Ukraine wants security guarantees from its Western backers similar to the level of protection that the US provides Israel with, President Volodymyr Zelensky’s chief of staff, Andrey Yermak, has stated.
The Ukrainian government is negotiating a series of treaties intended to seal the country’s pro-Western alignment until it is granted full NATO membership. Officials in Kiev say the deals will secure long-term military assistance from the US and its allies, regardless of political changes that might otherwise prompt donors to cut the aid.
“An agreement between the US and Ukraine must work no worse than the American memorandum with Israel, the effectiveness of which was confirmed by joint actions of the allies during the deflection of the mass attack on Israel by Iran,” Yermak wrote on social media on Wednesday.
Tehran launched a barrage of drones and missiles at Israel last weekend in retaliation for the April 1 airstrike on its consulate in Damascus.
The long-anticipated move resulted in only “minor damage”, Israel claimed, as the US, UK and France used their military assets to help stop most of the Iranian projectiles. The interceptions cost Israel $550 million, according to local defense experts.
Western officials have made it clear that Kiev should not expect the kind of intervention that Israel enjoyed last week.
“Putting NATO forces directly in conflict with Russian forces – I think that would be a dangerous escalation,” British Foreign Secretary David Cameron said on Monday. Instead of “Western planes over [its] skies trying to shoot things down”, Ukraine requires air defense systems, he explained.
Kiev has been urging the US for months to move forward with the appropriation of over $60 billion in aid, which is being blocked by House Speaker Mike Johnson. The discussions that Yermak participated in covered “the action plan right after the US Congress takes a decision on military aid for Ukraine”, he stated.
Some US media have speculated that Johnson may yield to pro-Kiev pressure and submit the Senate-approved bill to a vote following the Iranian attack. The bill includes funds for Ukraine, Israel and Taiwan.

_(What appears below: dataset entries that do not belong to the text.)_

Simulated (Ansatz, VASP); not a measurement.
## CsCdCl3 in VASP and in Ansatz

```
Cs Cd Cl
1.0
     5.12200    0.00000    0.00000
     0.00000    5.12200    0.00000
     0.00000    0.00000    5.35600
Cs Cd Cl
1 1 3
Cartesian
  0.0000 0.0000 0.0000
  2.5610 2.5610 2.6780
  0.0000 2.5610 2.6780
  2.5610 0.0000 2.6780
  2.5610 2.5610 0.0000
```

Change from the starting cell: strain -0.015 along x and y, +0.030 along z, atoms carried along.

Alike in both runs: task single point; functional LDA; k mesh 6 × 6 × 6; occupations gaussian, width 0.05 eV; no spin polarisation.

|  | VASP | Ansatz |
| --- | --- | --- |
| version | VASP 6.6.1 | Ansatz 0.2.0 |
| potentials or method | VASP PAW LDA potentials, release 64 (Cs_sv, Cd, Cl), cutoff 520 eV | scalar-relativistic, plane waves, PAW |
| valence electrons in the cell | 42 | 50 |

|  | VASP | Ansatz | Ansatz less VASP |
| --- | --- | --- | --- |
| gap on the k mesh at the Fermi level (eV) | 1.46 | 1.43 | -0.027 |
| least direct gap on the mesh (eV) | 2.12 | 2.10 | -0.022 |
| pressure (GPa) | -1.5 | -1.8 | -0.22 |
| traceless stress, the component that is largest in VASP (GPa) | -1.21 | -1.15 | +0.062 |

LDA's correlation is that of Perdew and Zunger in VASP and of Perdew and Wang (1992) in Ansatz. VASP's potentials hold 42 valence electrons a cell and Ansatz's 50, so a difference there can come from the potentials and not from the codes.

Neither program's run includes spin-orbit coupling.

EU foreign policy head Josep Borrell has also stated Kiev should not request the same kind of support that the West provided to Tel Aviv during the Iranian attack because the two situations cannot be compared.
Answering a reporter’s question after Tuesday’s meeting of EU foreign ministers, Borrell said the two situations were “different things that cannot be compared”.
“Iran’s attacks flew over air bases of the armies of France, the US, the UK and Jordan. They have gone over their bases, which then acted in self-defense,” Borrell added.
“There are no air bases of the UK, or the US, much less Jordan of course, on Ukrainian territory or in the territory Russian missiles fly over. Therefore, the same answer cannot be given because the circumstances are not the same.”
Israel has also spent a lot of time and money to build the Iron Dome air defense system, which the EU couldn’t build overnight in Ukraine “even if we had money in the box”, the Spanish diplomat continued. The bloc is nevertheless trying to provide Kiev with additional air defense capabilities, he added.
When asked if the EU was involved in defending Israel, Borrell stated that the bloc was not directly involved, because it is not a state and does not have an army, but some of its members are.
“From that point of view I can say that the Union, or the member states of the Union that have the capabilities to do it, have done it,” he said, adding, “We have participated, of course, in [passing along] the information that the intelligence services had about how imminent the attack was. We were warned, like so many others.”